A Thin Line Between Rich and Poor

Recently I attended the INTA conference in Hong Kong where over 8,500 trademark and patent attorneys, brand holders and intellectual property advisors gathered to talk about the good, the bad and the ugly of their respective markets. Global infringement is a worldwide issue, affecting every geographical region, every market sector and the vast majority of businesses, ranging from the sole trader to the global multi-national. And despite the millions that is spent on preventative measures, the problem is getting worse.

Technology has made the detection of counterfeit items, brand and trademark abuse and digital piracy significantly easier, but it has also enabled the criminals to stay one step ahead in many cases.  A number of sessions at the conference focused not only on the threat landscape and how it was evolving but also on what practical steps a business could take to mitigate the risks brand abuse has on their customers, their website traffic and ultimately their revenues.

During the four day conference, expert speakers talked about new protection strategies that would help win the battle if not the war against the criminals.  The INTA meeting has taken place every year since the organisation was formed in New York City in 1878 by a group of 17 tradesmen and merchants, and counterfeiting has been on the agenda since day one.  In recent years the ever-increasing problem of cybercrime has risen to the top of the agenda and this year’s conference was no different.  The irony of the fact that this was the first time the conference had been held in the Far East, a region where many brand holders major headaches were happening right at the very moment they were discussing what could be done to stop the problem.

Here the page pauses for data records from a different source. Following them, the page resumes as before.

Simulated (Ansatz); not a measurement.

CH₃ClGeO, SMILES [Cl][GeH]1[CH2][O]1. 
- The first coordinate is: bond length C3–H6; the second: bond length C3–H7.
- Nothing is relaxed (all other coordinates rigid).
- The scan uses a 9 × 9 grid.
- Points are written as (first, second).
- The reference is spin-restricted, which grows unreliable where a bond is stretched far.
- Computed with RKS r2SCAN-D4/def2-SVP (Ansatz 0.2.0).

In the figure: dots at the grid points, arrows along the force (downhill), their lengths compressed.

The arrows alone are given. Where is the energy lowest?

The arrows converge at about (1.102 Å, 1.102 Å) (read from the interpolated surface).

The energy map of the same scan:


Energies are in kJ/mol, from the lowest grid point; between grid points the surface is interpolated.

The situation in Hong Kong, a Special Administrative Region of the People’s Republic of China gave everyone who attended the conference a visualisation of the issue major brands face when trying to expand into one of the world’s fastest growing economies.  In the Pacific Plaza Mall just a few hundred yards from the conference centre, every major luxury brand has a store. In addition, luxury Chinese brands have outlets including one that was selling “fine Chinese artwork”. Inside humidified glass cases with security men strategically placed were statues and ornaments carved out of the finest materials and using gemstones such as Onyx and Jade.  These items ranged in price from a few thousand US dollars to one piece that was priced at $5.1 million.  On the way to the conference centre from the mall you could walk past car showrooms for such brands as Bentley, Rolls Royce and McLaren.  Hong Kong is certainly now a global economic hub.

But just a few streets away from the air conditioned luxury of the gold-plated shopping centres are the markets, which are almost a bigger draw for the visitors to the territory.  The Ladies Market in Kowloon is one of the most visited tourist attractions in Hong Kong, a street with over 100 stalls selling all kinds of products, from goldfish to gold earrings, and of course hundreds of different products from every major brand in the world.

Gone are the days where fakes and forgeries could be easily spotted by the naked eye.  Today you can find a variety of copycat items ranging from items that would take an expert using forensic methods to determine it was counterfeit to those that are almost laughable. You can find the full spectrum within the stalls in the Ladies market, and in most other similar markets, in Hong Kong.  The sellers will of course swear blind they are genuine items and drive a hard bargain, but never has the latin saying of “caveat emptor”, or “let the buyer beware” been so true.  Brand holders rarely have the resources or the energy to take action against these end sellers.  Their efforts should be directed further up the chain, at the distributors and sellers who produce and ship hundreds of thousands of counterfeit goods on a weekly basis.  Cheap raw materials, cheap labour and a rising social requirement for us all to be seen as users of global brands simply fuels the counterfeit fire.

In addition to the problem of counterfeiting, brands now have to fight the good fight on tracing legitimate items being sold in an illegal manner – the grey market.  Factories that are licenced to manufacture goods on behalf of brand holders may “overproduce” items for instance that are moved out of the back door whilst the official shipments are being driven away through the main factory gates.  These unofficial, or grey, products have the same raw materials or components, often made to the same specification as the real thing although may not be branded as such.

One way that many brands can determine counterfeit goods is through the packaging, which may be made of poor materials, contain spelling mistakes or simply look wrong.  However, this too is now subject to a rising number of counterfeit issues.  Many criminals source genuine packaging or authentic security measures such as holograms that they then use for counterfeit items.  Such practices are becoming easier to track through physical detection methods, such as test purchasing items online and tracking the distribution networks used.

Many major brands such as Canon, Lifeproof and Griffin Technology have set up dedicated webpages to help consumers determine whether a product they have bought is a fake (and also giving them a mechanism to report where they bought said products).  In addition, companies such as NetNames provide a suite of brand protection and anti-counterfeiting solutions that not only detect where fake items are being sold but also work with brand holders to enforce the removal of their products from the internet.

The message from the conference came across loud and clear.  Prevention through a brand protection strategy will at least reduce the issue.  The cure, unfortunately, is much more complex, driven by our consumer-appetite for having branded goods at all costs.